Developer pledge: cut fees and we’ll pass on the savings
A coalition of Toronto condo developers is pledging that if any level of government is willing to reduce taxes on new housing (making more projects viable), they will pass 100% of these savings on to buyers. Equivalently: the market-clearing price of new condos (where homebuyers and investors are willing and able to buy them) is now too low to absorb the current level of costs.
Matt Young on Twitter, August 1:
For every dollar of tax eliminated by any level of government from the cost of delivering new housing, we will immediately reduce the price of all homes we sell by the amount saved, dollar for dollar.
Our group has studied why housing has gotten so expensive over the past 15 years. The single biggest driver of this has been taxes. Taxes today amount to $240,000 for a condo in Toronto (30% of cost) compared to just $36,000 in 2009 (12% of cost). That’s a nearly 600% increase!
Housing can only be as affordable as it costs to build. We need to focus efforts on reducing input costs, and acting to ensure end pricing reduces with it. We are committed to finding a solution and hope that government will step up to help solve this with us.
To learn more and to support our pledge, visit cantwin.ca and read our letter to government.
Earlier thread by Matt Young:
In the status quo scenario, approximately 3.6% of households can technically afford to buy an average 600 sq ft condo ($860k incl closing) in ALL OF TORONTO! You need $233,000 in annual household income to qualify for the requisite mortgage. No wonder we are in a crisis!

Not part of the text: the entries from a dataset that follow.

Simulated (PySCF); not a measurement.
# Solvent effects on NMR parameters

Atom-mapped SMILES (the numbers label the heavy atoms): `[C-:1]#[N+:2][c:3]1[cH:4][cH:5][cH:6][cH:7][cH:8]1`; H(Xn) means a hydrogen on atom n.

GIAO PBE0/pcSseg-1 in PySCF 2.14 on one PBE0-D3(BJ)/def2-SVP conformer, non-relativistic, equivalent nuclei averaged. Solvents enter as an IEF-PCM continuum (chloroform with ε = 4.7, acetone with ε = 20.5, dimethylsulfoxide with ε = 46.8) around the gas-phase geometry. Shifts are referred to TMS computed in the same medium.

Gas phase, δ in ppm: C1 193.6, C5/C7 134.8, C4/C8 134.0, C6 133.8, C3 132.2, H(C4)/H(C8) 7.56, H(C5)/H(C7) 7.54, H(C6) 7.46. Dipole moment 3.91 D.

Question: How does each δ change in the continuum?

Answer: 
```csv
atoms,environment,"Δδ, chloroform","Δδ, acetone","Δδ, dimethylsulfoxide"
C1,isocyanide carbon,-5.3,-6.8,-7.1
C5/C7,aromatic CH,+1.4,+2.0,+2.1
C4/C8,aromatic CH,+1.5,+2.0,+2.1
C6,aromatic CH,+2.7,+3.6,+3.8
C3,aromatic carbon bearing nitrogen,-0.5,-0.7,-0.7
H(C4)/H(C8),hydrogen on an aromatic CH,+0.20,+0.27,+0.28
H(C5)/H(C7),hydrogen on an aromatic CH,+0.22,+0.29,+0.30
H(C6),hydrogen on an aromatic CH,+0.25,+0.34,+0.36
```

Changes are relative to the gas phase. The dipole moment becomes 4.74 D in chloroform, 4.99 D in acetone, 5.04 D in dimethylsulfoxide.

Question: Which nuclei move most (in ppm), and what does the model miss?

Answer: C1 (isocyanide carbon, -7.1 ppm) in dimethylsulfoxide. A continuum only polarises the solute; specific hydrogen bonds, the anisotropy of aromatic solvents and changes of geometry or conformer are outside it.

But when you remove the taxes the story changes a lot. There are roughly $210k in taxes and government related charges per unit, so without those your cost comes down to $650k all in. How many people can afford that? 22% of Toronto households.
Now I’m not saying that alone is “affordable” for everyone. But you can’t debate it takes a huge amount of pressure off people and resets the crisis in a meaningful way.
The letter warns:
Housing completions will decline rapidly in 2-3 years when many of the homes that were expected to break ground in 2024 but have been paused, fail to materialize.
The three specific asks are for the provincial and federal governments to eliminate HST on condos (same as for purpose-built rentals); to eliminate the land transfer taxes paid by buyers; and for the city of Toronto to reduce municipal development charges from $76,880 per apartment back to 2009 levels (adjusted by inflation): $6,857 for 1BR and $11,033 for 2BR. They estimate that the impact at the municipal level would be 5% of the city’s budget.
Howard Chai, Storeys:
"Everybody always talks about development charges funding infrastructure," Matt Young says. "A lot of that infrastructure that gets funded are used by everybody in the city. In Toronto, the number one line item is for transit. That infrastructure benefits everybody in the city, not just the 20,000 to 30,000 new homeowners that buy every year. I think we need to look at how that's funded and everybody needs to pay their fair share, so we're not burdening first-time homebuyers, young people, and new immigrants."
Municipal governments in Ontario don’t sound very interested. Liam Casey and Allison Jones, Canadian Press:
Municipalities across Ontario are not sold on the proposal from the developer group if it means reducing development charges. The province passed a law in 2022 that cut development charges developers had to pay municipalities for infrastructure such as roads, sewers, and water.
The Association of Municipalities of Ontario estimated the changes would leave municipalities with a $10 billion hole over 10 years. The province later walked many of those changes back, but the association says they still represent a $2 billion hole over the same time frame.
"The reason that the development charges are going up is for precisely the reasons that the developers have outlined — all of these input costs are going up," said Lindsay Jones, the association's director of policy.
"The answer cannot just be cutting development charges without a new source of funding to fund infrastructure because with that you're not going to be able to get more houses built."
You can’t beat something with nothing. Some alternative municipal finance ideas.
What the cost bottleneck looks like
Even if something is legal to build, if costs are too high, it won’t get built. It doesn’t make sense to build something that will be worth less than what’s already there, after subtracting construction costs.
Here’s a visualization illustrating an analysis by Coriolis of a six-storey rental project in Vancouver, as of May 2022. The total height is the market-clearing price. Increased costs (the red and turquoise parts expanding) are first absorbed by land lift (green), but after that, the project has to wait until rents rise.
More
Buyers shun new Toronto condos as sales hit 27-year low. Rachelle Younglai, Globe and Mail, July 18.
‘I can only drop the price so much’: Inside one condo owner’s desperate attempt to sell in Toronto’s ‘ghost town’ market. Clarrie Feinstein, Toronto Star, July 24.
Previously: the cost bottleneck. Coriolis has a report indicating that rising construction costs have brought down land values for Metro Vancouver high-rise projects dramatically.
How do you keep up this output level? Where's the team of researchers?
I often just-barely-follow the economics and legal stuff, but what stood out is that everybody is trying but nobody is *sure* what will work. It's like they're trying to start a balky car: "Try this! No? Try that! ... OK, no, try the next thing!"
I keep coming back to "just build it" as a government program. Not normally a thought for me; a real sign of frustration.
Incidentally, an econo-blogger I mostly ignore ("American problems") but is very popular on substack - Noah Smith - has a "big picture" look at housing today: https://substack.com/@noahpinion/p-147849831
...which is pretty good. The Singapore story was helpful.